James Delingpole James Delingpole

The alt-right isn’t all wrong

The Trump-supporting vigilantes of conservatism dismiss the mainstream as spineless cuckolds

issue 30 July 2016

I got told off this week by a presenter on BBC radio for using a four-letter word live on air. In my defence, I was merely quoting a tweet from a black Hollywood comedy star called Leslie Jones which said: ‘Lord have mercy… white people shit.’ And the only reason I did so was that I thought it important that someone, somewhere, spoke out against the double standards which seem to exist on social media right now: one rule for progressives and accepted victim groups; quite another for everyone else.
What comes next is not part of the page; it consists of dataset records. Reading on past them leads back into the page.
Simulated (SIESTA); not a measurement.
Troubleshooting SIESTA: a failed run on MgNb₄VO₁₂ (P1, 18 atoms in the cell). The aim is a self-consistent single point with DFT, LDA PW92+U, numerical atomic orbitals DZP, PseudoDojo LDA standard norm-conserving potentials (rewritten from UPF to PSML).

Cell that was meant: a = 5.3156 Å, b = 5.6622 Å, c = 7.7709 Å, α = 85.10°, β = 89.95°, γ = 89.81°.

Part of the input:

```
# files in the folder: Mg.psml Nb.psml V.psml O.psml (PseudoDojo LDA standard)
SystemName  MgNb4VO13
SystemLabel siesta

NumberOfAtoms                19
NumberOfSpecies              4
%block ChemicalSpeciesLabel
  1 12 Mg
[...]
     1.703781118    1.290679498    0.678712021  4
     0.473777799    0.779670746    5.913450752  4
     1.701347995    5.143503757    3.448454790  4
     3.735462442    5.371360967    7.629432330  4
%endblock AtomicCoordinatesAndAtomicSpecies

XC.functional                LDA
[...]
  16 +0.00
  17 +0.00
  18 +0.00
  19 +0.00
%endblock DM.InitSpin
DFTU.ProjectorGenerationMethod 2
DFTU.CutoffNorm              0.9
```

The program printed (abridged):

A good example is the ban recently imposed by Twitter on my friend and colleague Milo Yiannopoulos. Milo had got into a public spat with Jones when he goaded her over the awfulness of her new movie, an all-female remake of Ghostbusters. Nothing he said matched the borderline racism and incitement to mob bullying in some of Jones’s tweets. Yet guess which party it was that ended up being booted permanently off Twitter…

This is why I took very strong exception to a piece written by Brendan O’Neill on Coffee House condemning Milo and his Twitter followers as ‘alt-right angries, convinced the world is one big lefty, feminist plot to ruin your average white dude’s life’ and ‘as anti-PC, bedroom-bound fans of Trump and strangers to sexual intercourse’. It seems to me that if you’re going to campaign for fairness and free speech — as Brendan frequently and heroically does — then you need correctly to identify the true enemy.

To help you understand what’s going on, I’d like you to cast your minds back to the Eighties and the era of ‘political correctness gone mad’. At the time, we thought it was so loopy it would disappear up its own bottom.